City of Las Cruces et al v. United States of America et al
Filing
332
ORDER by Magistrate Judge Gregory B. Wormuth granting 325 Motion for Discovery. (ceo)
Case 2:17-cv-00809-JCH-GBW Document 332 Filed 03/22/21 Page 1 of 9
IN THE UNITED STATES DISTRICT COURT
FOR THE DISTRICT OF NEW MEXICO
CITY OF LAS CRUCES
and DOÑA ANA COUNTY,
Plaintiffs,
v.
Civ. No. 17-809 JCH/GBW
UNITED STATES OF AMERICA, et al.,
Defendants.
ORDER GRANTING IN PART AMERICAN LINEN SUPPLY OF NEW MEXICO
INC’S MOTION TO PERMIT DISCOVERY ON PLAINTIFFS’ ARRANGER CLAIM
THIS MATTER comes before the Court on Defendant American Linen’s Motion
to Permit Discovery on Plaintiffs’ Arranger Claim, doc. 325. Having reviewed the
motion, doc. 325, and the attendant briefing, docs. 327, 328, and being fully advised in
the premises, the Court will GRANT the motion IN PART.

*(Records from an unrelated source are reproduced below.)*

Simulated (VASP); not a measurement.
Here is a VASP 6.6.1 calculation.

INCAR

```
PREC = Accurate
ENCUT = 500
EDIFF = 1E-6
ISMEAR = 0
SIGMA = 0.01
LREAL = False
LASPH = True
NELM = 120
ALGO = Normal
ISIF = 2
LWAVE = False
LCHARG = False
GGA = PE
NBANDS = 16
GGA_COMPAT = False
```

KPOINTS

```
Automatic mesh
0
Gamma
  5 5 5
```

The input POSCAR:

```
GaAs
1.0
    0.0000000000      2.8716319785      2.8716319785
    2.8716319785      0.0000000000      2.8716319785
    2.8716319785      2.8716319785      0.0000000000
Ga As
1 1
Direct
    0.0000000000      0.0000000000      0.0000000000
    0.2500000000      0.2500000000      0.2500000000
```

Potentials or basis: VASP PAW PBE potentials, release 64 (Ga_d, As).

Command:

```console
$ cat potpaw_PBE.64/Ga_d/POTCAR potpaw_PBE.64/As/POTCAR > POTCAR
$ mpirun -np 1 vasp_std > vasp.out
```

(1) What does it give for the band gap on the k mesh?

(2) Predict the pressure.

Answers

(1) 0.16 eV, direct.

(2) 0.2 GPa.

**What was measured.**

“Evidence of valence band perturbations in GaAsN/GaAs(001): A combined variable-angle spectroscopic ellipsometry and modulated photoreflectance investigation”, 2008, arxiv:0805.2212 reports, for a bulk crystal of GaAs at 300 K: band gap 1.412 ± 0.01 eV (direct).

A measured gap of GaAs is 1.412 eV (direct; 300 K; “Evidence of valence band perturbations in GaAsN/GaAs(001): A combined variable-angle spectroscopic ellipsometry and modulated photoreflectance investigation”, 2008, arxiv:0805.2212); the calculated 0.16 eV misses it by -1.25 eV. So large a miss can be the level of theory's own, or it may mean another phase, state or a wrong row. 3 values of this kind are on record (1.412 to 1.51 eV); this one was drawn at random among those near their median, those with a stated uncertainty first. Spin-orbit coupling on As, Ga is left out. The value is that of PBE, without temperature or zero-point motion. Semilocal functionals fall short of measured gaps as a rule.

Plaintiffs bring the instant suit pursuant to the Comprehensive Environmental
Response, Compensation and Liability Act, 42 U.S.C. § 9601 et seq. (“CERCLA”),
seeking cost recovery and contribution to costs incurred in cleaning up a hazardous
waste site in Las Cruces, New Mexico, known as the Griggs & Walnut Ground Water
Plume Superfund Site (“the Site”). See generally docs. 79, 306.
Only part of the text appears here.